Helper class to launch the CUDA Kernels to compute the Transducer Loss.

Parameters:
- minibatch – Int representing the batch size.
- maxT – The maximum possible acoustic sequence length. Represents T in the logprobs tensor.
- maxU – The maximum possible target sequence length. Represents U in the logprobs tensor.
- alphabet_size – The vocabulary dimension V+1 (inclusive of RNNT blank).
- workspace – An allocated chunk of memory that will be sliced off and reshaped into required blocks used as working memory.
- blank – Index of the RNNT blank token in the vocabulary. Generally the first or last token in the vocab.
- fastemit_lambda – Float scaling factor for FastEmit regularization. Refer to FastEmit: Low-latency Streaming ASR with Sequence-level Emission Regularization.
- clamp – Float value. When set to value >= 0.0, will clamp the gradient to [-clamp, clamp].
- num_threads – Number of OMP threads to launch.
- stream – Numba Cuda Stream.

compute_cost_and_score(acts: Tensor, grads: Tensor | None, costs: Tensor, labels: Tensor, label_lengths: Tensor, input_lengths: Tensor) → RNNTStatus

Compute both the loss and the gradients.

This method computes the negative log likelihood costs and the gradients for the RNNT model during training or evaluation. It performs the forward pass through the RNNT computation graph, calculating both alphas and betas, which are used to derive the gradients and costs.

Parameters:
- acts – A flattened tensor of shape [B, T, U, V+1] representing the activation matrix, where B is the batch size, T is the maximum acoustic sequence length, U is the maximum target sequence length, and V is the vocabulary size.
- grads – An optional flattened tensor of the same shape as acts, initialized to zero, to store gradients. If not provided, gradients will not be computed.
- costs – A zero vector of length B that will be updated in place with the log probability costs.
- labels – A flattened matrix of labels of shape [B, U], representing the target sequences for each batch.
- label_lengths – A vector of length B that contains the original lengths of the target sequences.
- input_lengths – A vector of length B that contains the original lengths of the acoustic sequences.

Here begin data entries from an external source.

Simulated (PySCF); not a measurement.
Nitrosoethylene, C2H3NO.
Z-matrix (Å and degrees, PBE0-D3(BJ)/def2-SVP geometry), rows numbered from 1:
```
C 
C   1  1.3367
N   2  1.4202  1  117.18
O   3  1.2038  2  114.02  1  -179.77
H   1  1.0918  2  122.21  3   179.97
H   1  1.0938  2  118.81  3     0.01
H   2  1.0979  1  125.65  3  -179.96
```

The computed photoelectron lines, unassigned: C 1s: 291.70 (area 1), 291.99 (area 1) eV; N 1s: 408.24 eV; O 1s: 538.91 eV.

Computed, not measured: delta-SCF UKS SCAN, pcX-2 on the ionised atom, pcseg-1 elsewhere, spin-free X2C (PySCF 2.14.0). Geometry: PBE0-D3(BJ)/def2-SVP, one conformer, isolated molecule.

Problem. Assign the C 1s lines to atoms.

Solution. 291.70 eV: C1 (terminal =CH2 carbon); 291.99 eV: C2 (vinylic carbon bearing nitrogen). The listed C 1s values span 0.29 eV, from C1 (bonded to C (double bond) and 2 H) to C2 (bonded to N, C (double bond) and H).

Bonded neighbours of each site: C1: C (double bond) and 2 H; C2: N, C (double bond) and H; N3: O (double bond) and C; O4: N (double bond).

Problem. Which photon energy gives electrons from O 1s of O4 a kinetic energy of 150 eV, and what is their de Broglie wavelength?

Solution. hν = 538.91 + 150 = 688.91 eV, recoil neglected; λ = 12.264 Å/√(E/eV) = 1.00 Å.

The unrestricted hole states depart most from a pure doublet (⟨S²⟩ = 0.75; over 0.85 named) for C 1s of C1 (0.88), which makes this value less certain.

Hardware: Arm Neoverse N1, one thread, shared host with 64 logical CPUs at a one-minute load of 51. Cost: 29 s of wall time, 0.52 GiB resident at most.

Updates: : This method will launch kernels that will update the following variables in place:

grads: Gradients of the activation matrix with respect to the costs vector.
costs: Negative log likelihood of the forward variable.

Returns: An enum that represents either a successful RNNT operation or failure.

########### Examples

>>> acts = torch.rand((2, 10, 5, 20))  # Random activation matrix
>>> grads = torch.zeros((2, 10, 5, 20))  # Initialize gradients
>>> costs = torch.zeros(2)  # Initialize costs
>>> labels = torch.tensor([[1, 2, 3, 0, 0], [2, 3, 0, 0, 0]])  # Example labels
>>> label_lengths = torch.tensor([3, 2])  # Lengths of each label
>>> input_lengths = torch.tensor([10, 10])  # Lengths of each input
>>> status = compute_cost_and_score(acts, grads, costs, labels,
                                    label_lengths, input_lengths)
>>> print(status)  # Check the status of the operation

####### NOTE Ensure that the input tensors are properly shaped and initialized before calling this method.

Raises:
- ValueError – If the shapes of the input tensors do not match the
- expected dimensions. –

cost_and_grad(acts: Tensor, grads: Tensor, costs: Tensor, pad_labels: Tensor, label_lengths: Tensor, input_lengths: Tensor)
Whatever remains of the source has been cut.